Re: Creating Hash of hash of hash dynamically
by kvale (Monsignor) on Oct 11, 2004 at 15:20 UTC
    The first step in the process is to parse the the CSV. This is best done with a module such as Text::xSV.

    Then, you need to figure out how to differentiate titles from other fields. It isn't apparent from your post, so I cannot help you there.

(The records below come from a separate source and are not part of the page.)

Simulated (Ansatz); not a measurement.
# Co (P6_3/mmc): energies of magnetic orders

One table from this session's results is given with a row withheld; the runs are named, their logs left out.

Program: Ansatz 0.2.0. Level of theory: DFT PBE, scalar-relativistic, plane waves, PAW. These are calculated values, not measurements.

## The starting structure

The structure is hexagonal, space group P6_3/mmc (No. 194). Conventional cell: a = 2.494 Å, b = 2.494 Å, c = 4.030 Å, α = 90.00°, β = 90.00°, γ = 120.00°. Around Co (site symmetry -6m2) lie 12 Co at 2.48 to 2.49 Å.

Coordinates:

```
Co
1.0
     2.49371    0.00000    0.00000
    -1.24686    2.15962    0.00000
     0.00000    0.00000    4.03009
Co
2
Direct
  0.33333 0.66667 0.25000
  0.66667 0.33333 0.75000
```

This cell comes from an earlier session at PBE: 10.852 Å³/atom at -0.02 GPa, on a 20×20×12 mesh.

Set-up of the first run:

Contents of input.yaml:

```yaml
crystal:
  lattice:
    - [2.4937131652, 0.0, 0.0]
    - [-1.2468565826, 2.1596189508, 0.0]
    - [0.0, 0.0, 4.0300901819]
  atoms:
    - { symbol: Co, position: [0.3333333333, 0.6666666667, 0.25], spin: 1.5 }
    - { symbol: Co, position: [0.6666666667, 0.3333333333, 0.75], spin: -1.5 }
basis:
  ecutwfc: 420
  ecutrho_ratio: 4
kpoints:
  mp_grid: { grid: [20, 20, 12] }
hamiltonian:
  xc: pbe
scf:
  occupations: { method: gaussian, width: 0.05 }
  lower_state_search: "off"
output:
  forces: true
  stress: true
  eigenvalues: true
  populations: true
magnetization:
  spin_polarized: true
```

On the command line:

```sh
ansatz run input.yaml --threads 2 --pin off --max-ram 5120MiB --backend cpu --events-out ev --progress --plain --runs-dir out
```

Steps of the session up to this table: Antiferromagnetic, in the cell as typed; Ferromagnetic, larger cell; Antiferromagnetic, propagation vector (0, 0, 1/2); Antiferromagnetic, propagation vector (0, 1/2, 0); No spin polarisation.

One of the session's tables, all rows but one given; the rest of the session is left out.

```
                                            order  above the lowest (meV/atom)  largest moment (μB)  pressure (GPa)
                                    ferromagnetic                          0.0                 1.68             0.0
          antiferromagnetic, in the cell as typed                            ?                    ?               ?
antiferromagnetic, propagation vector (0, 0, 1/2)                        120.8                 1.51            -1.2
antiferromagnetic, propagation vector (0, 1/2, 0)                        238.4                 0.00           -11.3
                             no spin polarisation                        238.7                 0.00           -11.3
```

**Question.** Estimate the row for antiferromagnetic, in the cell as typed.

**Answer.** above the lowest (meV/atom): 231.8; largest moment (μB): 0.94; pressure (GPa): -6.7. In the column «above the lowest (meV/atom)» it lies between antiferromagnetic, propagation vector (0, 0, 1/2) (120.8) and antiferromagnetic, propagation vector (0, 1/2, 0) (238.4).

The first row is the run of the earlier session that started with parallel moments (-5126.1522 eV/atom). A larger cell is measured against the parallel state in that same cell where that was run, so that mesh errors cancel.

    Finally, populate the hash. A most simple-minded solution would be to create a case structure:

    my @titles = ...; if (@titles == 1) { $BIGLIST{$title[0]} = [ @RESTOFFIELDS ]; } elsif (@titles == 2) { $BIGLIST{$title[0]}{$titles[1]} = [ @RESTOFFIELDS ]; } ...etc.
    This works is you have some small upper bound of titles. If not, you will need a loop that walks the @title array (untested):
    my @titles = ...; my $ref = \%BIGLIST; while (@titles > 1) { my $title = shift @titles; $ref = \($ref->{$title}); } $ref->{$title[0]} = [ @RESTOFFIELDS ];

    -Mark

Re: Creating Hash of hash of hash dynamically
by Roy Johnson (Monsignor) on Oct 11, 2004 at 15:24 UTC
Re: Creating Hash of hash of hash dynamically
by Joost (Canon) on Oct 11, 2004 at 15:23 UTC
    I wonder how you tell the folders and fields apart, why you would want a CSV file with a variable number of values per line, and what you are going to do with the %BIGLIST when you've created it. I think your datastructure might be overly complex.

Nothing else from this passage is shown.